SPIKE Investigate the use of Digital Ocean Block/Object Storage for the databases #2225

lucyb · 2024-12-10T16:23:39Z

We think that using Digital Ocean Block Storage will be a cost-effective way of increasing storage capacity, while also providing us with faster database access and improved backups.

In particular, we've identified the following problems:

We can't store backups of the Coding Systems databases on Dokku3 due to a lack of space (Backup coding system databases #2153)
Backups of the core application database are currently stored on the droplet itself.
Restoring data from a droplet is likely to be annoying, and will be time consuming to test and to document (Document restoring core and coding system release DBs from droplet backup #2128)
Droplet backups are are limited. We have one per week, with four retained. We would like something more frequent for databases and something that's easier to access.

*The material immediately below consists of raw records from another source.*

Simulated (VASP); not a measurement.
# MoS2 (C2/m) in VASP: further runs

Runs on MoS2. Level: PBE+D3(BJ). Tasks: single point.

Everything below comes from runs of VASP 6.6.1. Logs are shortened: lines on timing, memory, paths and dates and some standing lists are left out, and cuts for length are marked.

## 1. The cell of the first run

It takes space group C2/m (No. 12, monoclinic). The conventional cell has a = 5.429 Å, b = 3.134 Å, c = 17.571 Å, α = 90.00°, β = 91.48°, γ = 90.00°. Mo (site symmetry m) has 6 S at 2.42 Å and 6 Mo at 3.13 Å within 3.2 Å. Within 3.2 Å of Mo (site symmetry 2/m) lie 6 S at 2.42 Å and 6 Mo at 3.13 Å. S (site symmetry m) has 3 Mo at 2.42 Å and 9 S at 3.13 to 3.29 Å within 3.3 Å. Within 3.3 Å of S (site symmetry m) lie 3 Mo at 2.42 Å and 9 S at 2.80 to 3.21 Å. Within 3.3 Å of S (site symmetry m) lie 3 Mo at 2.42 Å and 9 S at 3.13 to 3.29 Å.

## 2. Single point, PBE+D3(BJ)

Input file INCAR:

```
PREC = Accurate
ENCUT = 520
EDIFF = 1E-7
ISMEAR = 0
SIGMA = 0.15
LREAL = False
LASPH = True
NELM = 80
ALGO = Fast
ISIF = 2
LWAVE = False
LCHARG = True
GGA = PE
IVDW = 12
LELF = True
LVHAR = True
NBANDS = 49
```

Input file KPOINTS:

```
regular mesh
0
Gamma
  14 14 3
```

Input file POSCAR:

There are potentially other solutions to this, such as migrating to a managed Postgres service or storing our backups on Digital Ocean Spaces object storage (i.e their S3 equivalent). So this spike should demonstrate that Block Storage is the better solution (or not).

Questions to answer

How much will Block Storage cost
How is Block Storage used with a Droplet?
Where will we store a copy of the Block Storage configuration?
How will we migrate over to using Block Storage?
How will we test that the migration has been successful and demonstrate there are no performance problems?

bloodearnest · 2024-12-13T11:03:47Z

while also providing us with faster database access

I would be very surprised if this was true. Block storage is essentially a networked file system, albeit at a very different way than NFS. Unless something has drastically changed in cloud land here, I would expect it to be measurably slower. Possibly at an acceptable level, especially for reads and if we tune sqlite things like mmap and cache sizes to keep stuff in the fs page cache.

So I would encourage performance testing to be done early (perhaps enabling sqlite otel telemetry if not already?) as it may provide a good early failure signal. For example, there were recently discussions about how N+1 queries are not nearly as much of a problem with sqlite as they are with postgres - that might be less the case with the volume mounted on Block storage.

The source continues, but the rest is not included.